Tuesday, June 23, 2009

"Signals Are Forever"

The usually outstanding Robin Hanson over at Overcoming Bias has a short post today about how signaling is a necessary component of any long-term relationship. In other words, one must continue to demonstrate one's values and emotions to the other person in the relationship, despite the temptation to believe that you can lay off this behavior once the couple is in a committed situation.

But even with our closest and most committed relationships (including those with women, but also those with our friends and our jobs), one cannot assume the work of signaling one's intent is ever done. Hanson:

Even if you’ve come to work in a suit and tie for twenty years, the day you come in a bathing suit, your coworkers may well suspect that your work ethic has changed. So you have to wear that suit one more day.
The really funny irony of Hanson's post, though, is that he assumes the exact wrong kind of signaling. Look at the example he gives:

A man sometimes thinks that after all he has done for a woman surely she must know he loves her and he doesn’t need to keep showing it by saying so, giving gifts, holding doors, etc. Usually such men are in for a rude awakening.
Oh Robin, Robin, Robin.

...if you don’t signal your continued love she may well conclude that your love has in fact changed. And you have to work hard enough with your signal to distinguish yourself from someone who doesn’t care as much as you.
Of course, Hanson is absolutely right that if one wants to maintain the status quo in a relationship, one must do the work of maintaining the proper signaling. But he seems to be thoroughly trained in thinking that the best way to long-term health in a relatioship with a woman is to signal "caring more than everyone else" and "giving gifts," etc.

This, of course, is the constant position of a supplicant. His "rude awakening" is in pipeline if he ever stops his supplication, because his woman has trained him to react with panic and desperate apology if she ever hints that she may exclude him from her favor.

All you readers know that I advocate a very different way of dealing with a woman (long term relationship or no). I won't go into details; the archives are full of material. But I would like to point out, despite his different ideas of what constitutes a good example of how a man needs to signal to his woman, that Hanson's central point is absolutely true.

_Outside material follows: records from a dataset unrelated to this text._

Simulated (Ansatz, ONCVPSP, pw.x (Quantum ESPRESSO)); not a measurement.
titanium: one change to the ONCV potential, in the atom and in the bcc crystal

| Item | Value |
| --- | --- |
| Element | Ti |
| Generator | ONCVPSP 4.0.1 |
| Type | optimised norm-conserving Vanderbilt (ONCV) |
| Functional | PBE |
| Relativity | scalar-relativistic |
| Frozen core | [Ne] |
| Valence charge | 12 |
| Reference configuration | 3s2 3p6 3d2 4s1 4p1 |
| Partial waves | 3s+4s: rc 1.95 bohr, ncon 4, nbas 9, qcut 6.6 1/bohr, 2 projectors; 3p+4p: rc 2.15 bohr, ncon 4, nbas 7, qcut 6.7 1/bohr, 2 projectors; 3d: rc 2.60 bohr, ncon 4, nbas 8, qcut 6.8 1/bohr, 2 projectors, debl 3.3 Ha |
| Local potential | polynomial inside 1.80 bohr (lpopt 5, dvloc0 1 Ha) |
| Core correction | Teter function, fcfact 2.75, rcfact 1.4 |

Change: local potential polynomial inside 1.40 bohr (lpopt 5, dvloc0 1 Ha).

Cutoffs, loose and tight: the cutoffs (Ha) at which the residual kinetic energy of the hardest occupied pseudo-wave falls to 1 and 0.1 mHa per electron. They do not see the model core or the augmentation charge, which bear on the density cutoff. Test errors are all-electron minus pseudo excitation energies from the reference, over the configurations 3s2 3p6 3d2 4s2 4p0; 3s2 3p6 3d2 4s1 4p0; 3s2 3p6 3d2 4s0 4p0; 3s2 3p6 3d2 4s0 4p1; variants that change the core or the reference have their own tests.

So let's assume you are an alpha, and you've trained your woman to supplicate you rather than the other way around. Now, you may assume, like the hapless beta in Hanson's example, that once you have established a firm ground for your relationship, you can relax things a little bit. Au contraire, mes frères. You must continue signaling your dominance: gently pull her hair when you go in for a kiss, raise you voice sternly when she steps out of line, flirt shamelessly with other women in public. If you coast on your past dominance, she will gradually start to see you as beta and lose her passion (and you'll end up like the man in Hanson's example, grovelling at her feet with a box of chocolates and protestations of your loyalty).

Of course, in a way, I am saying the same thing as Hanson. He's saying the man must signal that he still loves his woman. And that's actually exactly what I am saying. I just have a different idea of what constitutes loving a woman, i.e. giving her what makes her truly happy and fulfilled, and not playing the ultimately selfish and self-aggrandizing role of the "nice guy."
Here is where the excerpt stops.